Zack Littell sat in the bullpen and watched everything unfold on Tuesday. He saw the innings pile up, the clock strike midnight and the door to bullpen open and close over and over until he was the last man to go through it.
"It kept shrinking and shrinking and then it's just me," Littell said. "I was like, 'It's kind of boring out here. Nobody's here to talk to, just hanging out.' "
The Twins were clawing through one of the longest games in club history. And someone was going to be really ticked off at the end. Because if you play that long, you better win.
"To lose a game like that would take way more out of you than winning a game propels you," catcher Mitch Garver said. "That would be so hard to go that far and use all the pitchers that you did, grind out at bats and then lose. It feels great to be on top. I've been on the losing side of those before."
Despite a series of self-inflicted setbacks — such as baserunning mistakes, botched scoring opportunities and even a collision in the outfield that allowed a ball to drop in for a double — there were smiles in the Twins clubhouse early Wednesday morning.
Max Kepler, who tied the score in the eighth inning with an RBI single, then again with a home run in the 13th, ended the game with a 17th-inning, bases-loaded single through a five-man infield as the Twins edged Boston 4-3.
The Twins bullpen, which has had its share of mishaps in recent weeks, limited a Red Sox offense that was fifth in baseball in runs scored to only two runs over 11 innings. Boston was 1-for-13 with runners in scoring position as Twins pitchers left a least one Red Sox runner on base in each of the final six innings.

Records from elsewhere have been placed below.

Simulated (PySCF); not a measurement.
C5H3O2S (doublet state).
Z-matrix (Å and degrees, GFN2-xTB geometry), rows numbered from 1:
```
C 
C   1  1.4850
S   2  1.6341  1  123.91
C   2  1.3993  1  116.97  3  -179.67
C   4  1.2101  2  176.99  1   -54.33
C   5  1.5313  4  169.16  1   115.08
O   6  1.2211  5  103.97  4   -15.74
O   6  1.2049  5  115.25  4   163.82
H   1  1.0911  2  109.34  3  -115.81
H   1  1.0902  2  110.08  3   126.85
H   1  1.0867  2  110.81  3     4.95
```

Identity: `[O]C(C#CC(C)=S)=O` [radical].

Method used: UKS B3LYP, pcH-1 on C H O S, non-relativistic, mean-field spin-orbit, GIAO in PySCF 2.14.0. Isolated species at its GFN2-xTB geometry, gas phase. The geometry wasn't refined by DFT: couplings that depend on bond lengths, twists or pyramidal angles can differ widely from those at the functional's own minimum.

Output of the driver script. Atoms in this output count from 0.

"Guys are coming out there throwing an inning, two innings, like it's nothing," Twins manager Rocco Baldelli said of a relief corps that included Ryne Harper, Trevor May, Taylor Rogers, Tyler Duffey, Blake Parker, Mike Morin, Matt Magill and Littell. "Guys are flashing stuff that we maybe haven't even seen before. It feels like there was a lot of adrenaline. Everyone was up for it."